Flicker-DDPM: Accelerating Denoising Diffusion via 1/f Colored Noise Injection
Title: Flicker-DDPM: Accelerating Denoising Diffusion via 1/f Colored Noise Injection
Abstract:
This paper introduces Flicker-DDPM, a new diffusion model that integrates flicker (1/f) noise, drawing inspiration from self-organized criticality (SOC), a phenomenon prevalent in natural systems. Standard denoising diffusion probabilistic models (DDPMs) typically rely on isotropic white noise during the forward process; in contrast, Flicker-DDPM utilizes colored noise characterized by power-law spectra. This approach aligns more closely with the spectral statistics of natural images, which generally adhere to power spectra where P(k) is proportional to 1/k^{\alpha}.

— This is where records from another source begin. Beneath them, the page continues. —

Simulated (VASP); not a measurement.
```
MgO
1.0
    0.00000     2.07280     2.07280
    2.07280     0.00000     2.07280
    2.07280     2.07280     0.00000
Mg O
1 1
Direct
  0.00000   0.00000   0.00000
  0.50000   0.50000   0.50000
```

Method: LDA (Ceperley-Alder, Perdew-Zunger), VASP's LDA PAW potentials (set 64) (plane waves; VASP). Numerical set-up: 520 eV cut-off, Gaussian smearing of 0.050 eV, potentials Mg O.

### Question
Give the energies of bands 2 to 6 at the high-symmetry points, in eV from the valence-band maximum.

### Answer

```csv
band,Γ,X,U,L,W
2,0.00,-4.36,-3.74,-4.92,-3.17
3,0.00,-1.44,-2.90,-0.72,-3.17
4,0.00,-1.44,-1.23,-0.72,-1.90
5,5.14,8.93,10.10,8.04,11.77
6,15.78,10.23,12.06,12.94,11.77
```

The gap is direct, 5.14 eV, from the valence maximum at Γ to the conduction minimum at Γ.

To achieve this, we engineered a colored-noise module utilizing a spatial correlation kernel defined as {\sigma}(d) = (d + 1)^{-\eta}. We provide a theoretical proof that modifying the parameter {\eta} allows for the control of the spectral exponent {\alpha} of the resulting 1/f{\alpha} noise, thereby facilitating adaptation to datasets with varying spectral profiles.
Experimental results on CIFAR-10 indicate that Flicker-DDPM achieves generation quality comparable to or exceeding that of a standard DDPM baseline, while requiring 3.33 times fewer sampling steps and incurring negligible additional computational cost per step. Furthermore, we present a frequency-domain linear theory showing that spectrally matched colored noise linearizes the reverse trajectory. This theoretical framework offers an explanation for the observed acceleration in the sampling process.